Published online by Cambridge University Press: 25 January 2010
In a highly critical article, Naz K. Modirzadeh (2006) challenges the international human rights community's refusal to address Shari'ah, or Islamic law, when it appears to foster violations of international human rights norms. According to her, this strategy is characterized by a caveat fidelis in almost all Human Rights Watch and Amnesty International reports focusing on Muslim societies, stating that international human rights NGOs (INGOs) take no position on religious law in the region and, for the most part, avoid the fact that many human rights violations in the region are rooted in some form or interpretation of Shari'ah. For most Muslims, she argues, “The question of ‘Islam and human rights’ is not, in fact, whether or not there is a conflict but, rather, how such a conflict is to be addressed”; the fact that INGOs refuse to address this conflict between two competing legal regimes is “bad for activists, bad for Islamic law, and bad for human rights” (2–3).

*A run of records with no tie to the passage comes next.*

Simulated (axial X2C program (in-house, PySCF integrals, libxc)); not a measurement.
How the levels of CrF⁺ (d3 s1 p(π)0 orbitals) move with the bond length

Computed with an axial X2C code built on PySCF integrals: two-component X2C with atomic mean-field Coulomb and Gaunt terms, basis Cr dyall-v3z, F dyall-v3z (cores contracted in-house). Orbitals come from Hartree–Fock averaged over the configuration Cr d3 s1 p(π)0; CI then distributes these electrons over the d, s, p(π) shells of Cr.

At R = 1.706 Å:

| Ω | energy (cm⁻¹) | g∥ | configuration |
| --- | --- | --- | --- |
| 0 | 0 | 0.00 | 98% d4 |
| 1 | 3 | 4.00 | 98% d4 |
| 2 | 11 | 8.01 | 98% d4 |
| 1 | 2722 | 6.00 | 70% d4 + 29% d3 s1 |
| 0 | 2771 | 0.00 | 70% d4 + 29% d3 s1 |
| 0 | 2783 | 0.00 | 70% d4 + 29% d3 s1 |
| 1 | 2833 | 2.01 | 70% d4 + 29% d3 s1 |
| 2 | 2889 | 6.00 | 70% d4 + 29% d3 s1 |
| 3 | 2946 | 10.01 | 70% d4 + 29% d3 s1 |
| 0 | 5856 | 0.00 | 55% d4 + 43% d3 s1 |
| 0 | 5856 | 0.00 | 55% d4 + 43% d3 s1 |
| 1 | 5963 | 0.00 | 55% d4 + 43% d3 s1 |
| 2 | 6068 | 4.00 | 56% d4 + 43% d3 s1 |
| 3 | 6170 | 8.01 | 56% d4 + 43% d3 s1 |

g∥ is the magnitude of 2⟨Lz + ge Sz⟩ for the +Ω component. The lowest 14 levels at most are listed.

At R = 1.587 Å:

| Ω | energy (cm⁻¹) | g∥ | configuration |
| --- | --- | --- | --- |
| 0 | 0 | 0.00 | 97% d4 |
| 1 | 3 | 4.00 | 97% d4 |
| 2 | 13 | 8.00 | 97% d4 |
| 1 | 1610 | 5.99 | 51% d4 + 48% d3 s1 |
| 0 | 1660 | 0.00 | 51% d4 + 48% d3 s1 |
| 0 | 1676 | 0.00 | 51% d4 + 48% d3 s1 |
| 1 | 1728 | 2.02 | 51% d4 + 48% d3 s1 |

In an equally persuasive manner, Anthony Chase (2006) argues for the necessity of pursuing human rights in Muslim-majority Arab states outside of the framework of Islam: “[P]laying on Islamic turf is not only a transparent, losing strategy,…but, more dangerously, it also de-legitimizes non-Islamic norms in predominantly Muslim societies and implicitly accepts their marginalization” (Chase, 2006: 22). For him, human rights violations grow out of political, economic, and social phenomena rather than out of Islam; therefore, addressing and preventing violations must involve political, economic, and social solutions rather than reference to religion.